Nikolai Volkoff, an unappreciated Cold Warrior, still wrestles on weekends.
He starred in the first Wrestlemania in 1985. He sang the Russian national anthem at that event, then teamed with the Iron Sheik to win the WWF World Tag Team Championship in front of an international pay-per-view audience and a sold-out Madison Square Garden crowd.
Volkoff didn’t take part in the pomp and circumstance surrounding last month’s Wrestlemania XX. No, while the current flavors of the group now known as WWE gathered again at the Garden to celebrate the 20th rendition of what has become the Super Bowl of wrestling, Volkoff was in the ring at the Millcreek Civic Center in Chesterfield, Ind., facing a grappler by the name of Diceman Ronnie Vegas.

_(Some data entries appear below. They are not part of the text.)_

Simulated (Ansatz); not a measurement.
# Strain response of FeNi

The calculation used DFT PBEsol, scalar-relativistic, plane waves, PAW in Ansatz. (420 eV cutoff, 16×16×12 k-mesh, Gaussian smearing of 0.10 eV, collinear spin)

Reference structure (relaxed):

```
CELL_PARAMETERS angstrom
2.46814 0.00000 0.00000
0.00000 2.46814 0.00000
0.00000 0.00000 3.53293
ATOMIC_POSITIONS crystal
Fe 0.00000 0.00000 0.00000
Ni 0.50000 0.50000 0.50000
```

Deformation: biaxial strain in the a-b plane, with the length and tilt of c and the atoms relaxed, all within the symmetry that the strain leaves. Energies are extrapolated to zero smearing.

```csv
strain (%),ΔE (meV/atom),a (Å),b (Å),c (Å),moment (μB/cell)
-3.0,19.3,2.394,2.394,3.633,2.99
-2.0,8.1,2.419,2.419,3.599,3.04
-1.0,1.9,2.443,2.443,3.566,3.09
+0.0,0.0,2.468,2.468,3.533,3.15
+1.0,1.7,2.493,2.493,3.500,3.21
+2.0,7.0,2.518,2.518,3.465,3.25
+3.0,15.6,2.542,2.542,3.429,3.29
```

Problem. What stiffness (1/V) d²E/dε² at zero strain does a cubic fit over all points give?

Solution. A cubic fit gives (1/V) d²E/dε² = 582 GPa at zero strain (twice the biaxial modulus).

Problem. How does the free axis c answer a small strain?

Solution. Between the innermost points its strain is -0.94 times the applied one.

The good tickets at the Garden this year sold for hundreds of dollars. Ringside seats for the Volkoff/Vegas feature could be had for $11, and according to the local papers were available only at the “Chesterfield Dairy Queen, Northgate True Value in Anderson and Delaware County Pawnbrokers in Muncie.”
If Volkoff regrets missing out on the latest Garden party, he’s not letting on.
“Business is business,” he tells me in a thick Eastern European accent. “I was working.”
He likes working. After taking down Vegas, Volkoff made it back home in time for what for the past eight years has been his other job: He’s an inspector for the Bureau of Code Enforcement for Baltimore County, where he’s lived for three decades.
And while on his “real” job, he uses his real name: Josip Peruzovic.
“But everybody here calls him Nikolai and knows about [his wrestling],” says a county-office receptionist about the bureau’s 6-foot-5, 275-pound civil servant. “He’s a sweetheart.”
Of all the evil Eastern Bloc characters that Vince McMahon and other wrestling promoters cooked up during the Cold War, none were more successful or believable than Volkoff. Another longtime tag-team partner, Boris Zukhov, was really a guy from Chicago named Jim Darrell. Ivan “the Russian Bear” Koloff was born Oreal Parras in Ontario.
Peruzovic, however, was a little closer to the real deal. He was born in 1947 in Yugoslavia to a Russian mother and Croatian father. He was traveling as a member of the national weight-lifting team when he escaped the Eastern Bloc as an 18-year-old. The first step of his journey came when he walked into the Canadian embassy in Vienna, Austria. The goal all along was to get to the United States.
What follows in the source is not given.